CHETHIYA ABEYSINGHE

@chethiyaa

Writing an LRU cache for a new language

Nov 05, 2019

LRU Cache

Caching is a quite useful concept, specially if you have relatively heavy computations that might not need to be done every single time. Among many different types of caches, LRU caches are a quite popular choice. The basic idea is to retain most recently used n outcomes that can fit inside the allocated memory for the cache. So those cached outcomes can be used to serve subsequent queries without recomputing those outcomes. This is quite a good fit for most practical use cases when:

  • same query is likely to occur in a reasonably small time window,
  • computed outcomes for queries are time sensitive. i.e. outcomes depends on the time it's computed.

I was recently asked to implement an LRU cache during a coding interview and I was quite happy that interviewers do ask non hypothetical questions too. Anyway this article is not about interviews. It's an LRU cache implementation for a new programming language called Ballerina.

Current cache implementation of Ballerina in its Standard Library

I wanted to give Ballerina a try for a long time, but I didn't get a chance. Finally I got some time to dig into their codebase and try it out. I was quite impressed by the fact that they have included an LRU cache implementation in their standard library and it's shipped together with the compiler. It looks like that caching implementation is consumed in few other places inside other standard libraries, like the HTTP module.

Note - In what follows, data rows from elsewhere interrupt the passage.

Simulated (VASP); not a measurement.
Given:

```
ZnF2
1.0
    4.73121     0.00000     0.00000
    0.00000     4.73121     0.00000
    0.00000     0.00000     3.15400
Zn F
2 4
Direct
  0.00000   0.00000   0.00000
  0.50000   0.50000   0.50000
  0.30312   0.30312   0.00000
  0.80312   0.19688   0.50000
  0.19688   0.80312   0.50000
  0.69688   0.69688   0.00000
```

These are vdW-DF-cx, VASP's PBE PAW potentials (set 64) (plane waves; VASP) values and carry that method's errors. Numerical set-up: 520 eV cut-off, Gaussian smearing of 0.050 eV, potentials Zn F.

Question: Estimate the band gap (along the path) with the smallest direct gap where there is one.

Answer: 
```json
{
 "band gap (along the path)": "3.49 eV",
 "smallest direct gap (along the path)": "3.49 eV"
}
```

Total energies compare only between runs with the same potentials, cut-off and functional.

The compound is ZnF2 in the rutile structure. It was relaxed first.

I looked at their caching implementation and found these issues with it:

  • Its runtime complexity is not the optimal for a LRU Cache. If size of the buffer is N and if there are M cache queries (assuming GET/SET ratio is constant) then its run time complexity is O(NM). The LRU Cache can be implemented to run in O(M).
  • It has a parameter called eviction factor f, and what it does is once the cache is full it removes N*f least recently used items. This behavior doesn't utilize allocated memory for the cache in 100%, but average utilization is something like (1-f)*100 + (f*100/2) percent.
  • It compares between all timestamps of the items to compute the least recently used N*f items to be evicted. But this depends on the precision of the timestamp. It currently stores timestamps in milliseconds. So if all items in the cache are accessed in the same millisecond, then above computation would be inaccurate.
  • It has a separate task running every 5 seconds to cleanup expired cache entries. The way it's implemented this also introduces a shared lock between all cache instances. Altogether this cleanup processes is unnecessary work as this check can be done only during the GET operation. Also it doesn't make much sense to do this regular cleanup work for saving memory. Usually LRU caches are expected to be full all the time. If not consumer should consider reducing the amount of memory (i.e. N) allocated for the cache.
  • It seems to be written in a non thread-safe manner. See here the comment I made in an issue.

Here how the current implementation takes O(NM) time:

Once cache is reached to it's capacity it computes Nf least recently used entries in cache. That's done in O(N*Nf), using 2 loops. This could have been done much faster using a heap, but that approach won't help us much to get the overall time complexity down to O(M)

Out of M cache access, if we assume the ratio between GET/SET operations is constant, then we can assume the above eviction is going to happen O(M/(N*f)) times. Note that the "Big O" eliminates that constant factor.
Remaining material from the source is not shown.